Parsing Karma Coverage Output in Bash for a Jenkins Job (Scripting)

Question

I'm working with the following output:

=============================== Coverage summary ===============================
Statements   : 26.16% ( 1681/6425 )
Branches     : 6.89% ( 119/1727 )
Functions    : 23.82% ( 390/1637 )
Lines        : 26.17% ( 1680/6420 )
================================================================================

I would like to parse the 4 coverage percentage numbers without the percent via REGEX, into a comma separated list.

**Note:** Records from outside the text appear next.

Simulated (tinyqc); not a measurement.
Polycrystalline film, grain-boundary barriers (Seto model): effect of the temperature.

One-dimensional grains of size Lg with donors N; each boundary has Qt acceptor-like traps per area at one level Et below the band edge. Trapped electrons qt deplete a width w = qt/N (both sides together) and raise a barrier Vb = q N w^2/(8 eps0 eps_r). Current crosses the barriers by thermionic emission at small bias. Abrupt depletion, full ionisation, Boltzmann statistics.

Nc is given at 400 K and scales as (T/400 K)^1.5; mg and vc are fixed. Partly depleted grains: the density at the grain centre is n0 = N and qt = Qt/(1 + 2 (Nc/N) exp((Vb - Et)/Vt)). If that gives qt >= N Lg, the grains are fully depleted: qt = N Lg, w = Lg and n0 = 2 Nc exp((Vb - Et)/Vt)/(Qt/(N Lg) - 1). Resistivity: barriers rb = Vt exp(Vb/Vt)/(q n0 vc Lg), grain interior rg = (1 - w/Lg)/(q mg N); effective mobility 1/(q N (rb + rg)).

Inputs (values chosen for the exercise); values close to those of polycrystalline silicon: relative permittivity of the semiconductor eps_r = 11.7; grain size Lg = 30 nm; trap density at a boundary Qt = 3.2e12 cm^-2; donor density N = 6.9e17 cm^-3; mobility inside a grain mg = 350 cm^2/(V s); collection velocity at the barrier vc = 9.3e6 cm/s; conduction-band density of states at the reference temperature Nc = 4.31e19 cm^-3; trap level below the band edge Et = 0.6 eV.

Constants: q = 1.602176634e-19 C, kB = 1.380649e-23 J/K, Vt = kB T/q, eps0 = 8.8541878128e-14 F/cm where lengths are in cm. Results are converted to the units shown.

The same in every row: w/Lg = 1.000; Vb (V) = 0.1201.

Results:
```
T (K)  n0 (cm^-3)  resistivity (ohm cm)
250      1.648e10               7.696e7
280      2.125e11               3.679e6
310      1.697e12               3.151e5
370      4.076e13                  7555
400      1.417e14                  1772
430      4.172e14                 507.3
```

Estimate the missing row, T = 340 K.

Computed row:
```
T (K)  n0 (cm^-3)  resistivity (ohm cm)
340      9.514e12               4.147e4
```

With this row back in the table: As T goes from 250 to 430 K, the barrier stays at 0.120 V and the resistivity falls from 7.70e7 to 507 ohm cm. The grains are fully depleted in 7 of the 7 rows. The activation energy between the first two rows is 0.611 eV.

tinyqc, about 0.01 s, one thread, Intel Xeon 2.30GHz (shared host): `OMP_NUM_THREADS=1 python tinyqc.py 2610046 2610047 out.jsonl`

Any suggestions for a good regex expression for this? Or another good option?

Answer 1

The sed command:

  sed -n '/ .*% /{s/.* \(.*\)% .*/\1/;p;}' input.txt | sed ':a;N;$!ba;s/\n/,/g'

gives the output:

  26.16,6.89,23.82,26.17

---

Edit: A better answer, with only a single sed, would be:

  sed -n '/ .*% /{s/.* \(.*\)% .*/\1/;H;};${g;s/\n/,/g;s/,//;p;}' input.txt

Explanation:

• / .*% / search for lines with a percentage value (note spaces)
• s/.* \(.*\)% .*/\1/ and delete everything except the percentage value

• H and then append it to the hold space, prefixed with a newline

• $ then for the last line

• g get the hold space
• s/\n/,/g replace all the newlines with commas
• s/,// and delete the initial comma
• p and then finally output the result

To harden the regex, you could replace the search for the percentage value .*% with for example [0-9.]*%.

Answer 2

I think this is a grep job. This should help:

$ grep -oE "[0-9]{1,2}\.[0-9]{2}" input.txt | xargs | tr " " ","

Output:

26.16,6.89,23.82,26.17

The input file just contains what you have shown above. Obviously, there are other ways like cat to feed the input to the command.

Explanation:

• grep -oE: only show matches using extended regex
• xargs: put all results onto a single line
• tr " " ",": translate the spaces into commas:

This is actually a nice shell tool belt example, I would say.

---

Including the consideration of Joseph Quinsey, the regex can be made more robust with a lookahead to assert a % sign after then numeric value using a Perl-compatible RE pattern:

grep -oP "[0-9]{1,2}\.[0-9]{2}(?=%)" input.txt | xargs | tr " " ","

Answer 3

Would you consider to use awk? Here's the command you may try,

$ awk 'match($0,/[0-9.]*%/){s=(s=="")?"":s",";s=s substr($0,RSTART,RLENGTH-1)}END{print s}' file
26.16,6.89,23.82,26.17

Brief explanation,

• match($0,/[0-9.]*%/): find the record matched with regex [0-9.]*%
• s=(s=="")?"":s",": since comma separated is required, we just need print commas before each matched except the first one.
• s=s substr($0,RSTART,RLENGTH-1): print the matched part appended to s

Answer 4

Assuming the item names (Statements, Branches, ...) do not contain whitespaces, how about:

#!/bin/bash

declare -a keys
declare -a vaues

while read -r line; do
    if [[ "$line" =~ ^([^\ ]+)\ *:\ *([0-9.]+)% ]]; then
        keys+=(${BASH_REMATCH[1]})
        values+=(${BASH_REMATCH[2]})
    fi
done < output.txt

ifsback=$IFS        # backup IFS
IFS=,
echo "${keys[*]}"
echo "${values[*]}"
IFS=$ifsback        # restore IFS

which yields:

Statements,Branches,Functions,Lines
26.16,6.89,23.82,26.17

Answer 5

Yet another option, with perl:

cat the_file | perl -e 'while(<>){/(\d+\.\d+)%/ and $x.="$1,"}chop $x; print $x;'

The code, unrolled and explained:

while(<>){  # Read line by line. Put lines into $_
  /(\d+\.\d+)%/ and $x.="$1,"
  # Equivalent to:
  # if ($_ =~ /(\d+\.\d+)%/) {$x.="$1,"}
  # The regex matches "numbers", "dot", "numbers" and "%", 
  # stores just numbers on $1 (first capturing group)
}
chop $x; # Remove extra ',' and print result
print $x;

Somewhat shorter with an extra sed

cat the_file | perl -ne '/(\d+\.\d+)%/ and print "$1,"'|sed 's/.$//'

Uses "n" parameter which implies while(<>){}. For removing the last ',' we use sed.